In this kind of example there is no promised delivery date, and updates of progress tend to be laden heavily with technical talk that sound more like excuses than reasons. The whole problem stems from an over-complicated warehouse with overly dispersed controls.
But nobody can quite point that out because that would then be admitting that the whole system is a failure. And nobody wants to do that.
Thus frustrations are the norm and managers tend to create their own mini-Mart warehouses instead while IT mounts even further layers of "governance" and "required approvals" for changes to try to keep the monster from mutating further.
It doesn't work, and the warehouse stagnates into minimal usability over time. (quotes above from Nagesh.com )
Restructure your Data Warehouse Before It Turns to Mush
Road to Solution
To summarize better (ironic, huh?). DW is the horse that pulls the BI cart. IT should keep the horse healthy, flexible and fast. Business should build their own carts and be responsible for the maintenance and execution of them. If DW is well-designed and maintained, BI will be supported and true "business intelligence" can emerge that adapts to quick changes.
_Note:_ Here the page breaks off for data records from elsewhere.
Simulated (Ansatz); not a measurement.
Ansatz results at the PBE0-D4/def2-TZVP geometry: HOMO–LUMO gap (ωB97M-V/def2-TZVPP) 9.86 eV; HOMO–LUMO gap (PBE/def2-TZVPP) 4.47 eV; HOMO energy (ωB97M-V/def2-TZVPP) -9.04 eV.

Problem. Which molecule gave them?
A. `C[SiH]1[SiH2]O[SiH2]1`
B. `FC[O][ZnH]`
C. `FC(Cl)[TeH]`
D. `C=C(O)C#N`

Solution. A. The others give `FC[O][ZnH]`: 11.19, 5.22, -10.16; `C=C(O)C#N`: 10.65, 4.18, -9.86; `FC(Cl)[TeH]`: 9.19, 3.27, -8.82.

|A healthy data warehouse is the horse that pulls the BI cart
Exactly HOW you do that may involve major re-engineering and is material for a larger article.
But I'll give an outline here. It involves:
- Requalifying or creating a solid MDM infrastructure and
- Allocating true human-by-name ownership for each major data-set - easily contactable
- FULLY CONFORMED or at least conformable dimensions AND data-sets
- Fact tables kept to the minimum in DW, expansions allowable outside DW in BI controlled data marts
- All DW fully accessible for all business use - no elitist control and all data visible
What this does is frees up IT to do what it should: Build stable and usable DW without mixing in all the BI tables and downstream extracted data. That should belong to business reporting teams with SQL and ETL skills of their own.
Essentially you have to separate the horse from the cart. And get the horse healthy. Then you can pull any cart you want loaded with WHAT you want.
Single Version of the Truth is a Myth - Concentrate on the Base Data
|Holy Grail of single truth data
"Single version truth" has always been the holy-grail of reporting. I think it's time we rethink this. Truth is, I've never seen it achieved--for very long at least.
Truthfully I think we can have single version DATA instead. That gets holed up and maintained in MDM type single tables for every data set and dimension. Downstream Fact tables and reporting are only "truth" in the context of the slices and dices used adjusted by whatever business rules are applied. Different businesses sectors always prefer their "sliced with my business rules" version. It's when these various versions (that superficially appear the same) get compared that the executives cry out "give me one truth".
What this means is executives have to work again to find out who they trust. And determine exactly what data (with what slicing and business rules applied) do they what. They can even let reporting compete to allow the cream to arise to the top just like Google does with the Web. The web is a giant free-for-all mess of data sliced by logic versions. Yet nobody finds it difficult to get the data they want.
As an example. We can have MDM tables:
- Business Units (divisions, sectors, etc.)
- Product Parts
- Warranty Types Sold
These are all distinct and finite at any given point in time. We want Parts Dispatch Reporting BI. This will always be subject to the particular Manager's preferred slice by warranty or customer type by his business unit. Nor is it a matter of a simple OLAP drill-able data architecture and the reason is because multiple business rules get embedded BETWEEN the layers of the concrete MDM tables and the "sliced as preferred" BI reporting layer. It will always be so. Certain managers won't consider certain parts dispatched under certain warranties as legit. Other managers don't consider certain customers coupled with certain warranty types. Truth at this level lies in however the data is spun.
The goal then for DW is to guarantee reliable concrete MDM type data. And allow business to spin it with whatever tools however they want.
Data is the realm of IT. Truth is another matter - best left for "the Business" to decide.